This has been a tough few days for employees in the tech sector. The current spate of redundancies at Twitter, Stripe and Meta has left many people concerned. While there are good grounds for optimism that reports of tech’s decline may be greatly exaggerated, this is a challenging time for those who suddenly find themselves facing an uncertain professional and financial future.



With that in mind, I’d like to share a blasphemous thought:

Redundancy can be an incredibly powerful blessing in disguise.


Please note the second word in that sentence. To say that redundancy can be a blessing in disguise is not to say that it will necessarily be one. In so many cases – and this really should go without saying – it can be a curse, a disaster, an earthquake in the life of an individual and a family.


And yet, and yet… when I take in the totality of people I know (clients, friends, family) who have been hit with redundancy over the past few years, I am struck by a curious fact: for the majority of them, being let go has turned out in retrospect to be the best thing that could have happened to them.


Not that they didn’t go through a post-redundancy period of sometimes great stress and anxiety. Not that things didn’t look seriously dicey at times. Not that they were always able to avoid the unpalatable stopgap job and/or a crisis in their personal finances.


For some, such things were only too real. As of course was the sometimes acute threat to self-esteem caused by the feeling of rejection which being made redundant can arouse in us.

And yet, and yet… for the people I am talking about here, being let go has proven to be a real gift. Why? Because it has provoked change.


In an ideal world, we would all be our own agents of change. We would take the initiative and instigate career transition or career-upgrade plans ourselves. But what happens with most of us is that the temptation to play it safe and stay in our current job makes most of us fiercely resistant to change.


What redundancy can do is to overrule us by taking the decision for change out of our hands. Psychologically, this has the effect of making us feel ‘let off the hook’: we can with every justification blame the change on our employer or on the economy.

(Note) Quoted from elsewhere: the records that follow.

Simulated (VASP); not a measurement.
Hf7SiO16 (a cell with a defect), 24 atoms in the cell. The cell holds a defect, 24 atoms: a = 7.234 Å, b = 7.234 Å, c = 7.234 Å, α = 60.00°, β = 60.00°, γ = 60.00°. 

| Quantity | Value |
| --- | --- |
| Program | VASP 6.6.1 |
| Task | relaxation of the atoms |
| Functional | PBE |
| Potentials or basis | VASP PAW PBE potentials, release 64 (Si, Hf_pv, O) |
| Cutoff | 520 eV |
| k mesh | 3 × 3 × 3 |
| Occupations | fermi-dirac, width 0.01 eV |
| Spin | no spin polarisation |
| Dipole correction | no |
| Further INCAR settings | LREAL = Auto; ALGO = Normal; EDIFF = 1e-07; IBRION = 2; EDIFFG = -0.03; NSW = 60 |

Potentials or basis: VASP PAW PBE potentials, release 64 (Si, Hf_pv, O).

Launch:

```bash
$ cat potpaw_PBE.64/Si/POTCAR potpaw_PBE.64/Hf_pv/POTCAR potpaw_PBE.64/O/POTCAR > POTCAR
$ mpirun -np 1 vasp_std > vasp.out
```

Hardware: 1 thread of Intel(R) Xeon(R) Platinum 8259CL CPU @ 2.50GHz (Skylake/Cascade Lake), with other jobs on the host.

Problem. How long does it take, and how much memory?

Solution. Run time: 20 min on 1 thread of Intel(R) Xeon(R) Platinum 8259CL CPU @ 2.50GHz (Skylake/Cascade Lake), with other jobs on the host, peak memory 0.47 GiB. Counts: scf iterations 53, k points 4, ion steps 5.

Where we would never have dreamed of quitting our job ourselves and thereby making ourselves look irresponsible, the job has quit us. We now have no option but to redraw the map of our future. If that future suddenly looks riskier than it did last week, then we cannot be blamed for this. Having had the risk taken for us, we are forced to design a new future around it for ourselves.


And that’s the keyword here: DESIGN. It’s a word I keep coming back to in working with clients. Successful management of one’s career is in so many respects a matter of creative and conscious design. What too many job paths do is to suppress our design instincts. They box us in. They shrink our world. They make us map the future in a chronically limited way.

They alienate us from our deepest career motivators. In a word, they institutionalise us.


What redundancy can do, if we can only show the imagination and resilience to meet the challenge, is to make us reframe, recontextualise, re-interpret ourselves. If you can respond to the bad news of redundancy with courage and clear thinking, then that same bad news may well be your ticket to a much more interesting future.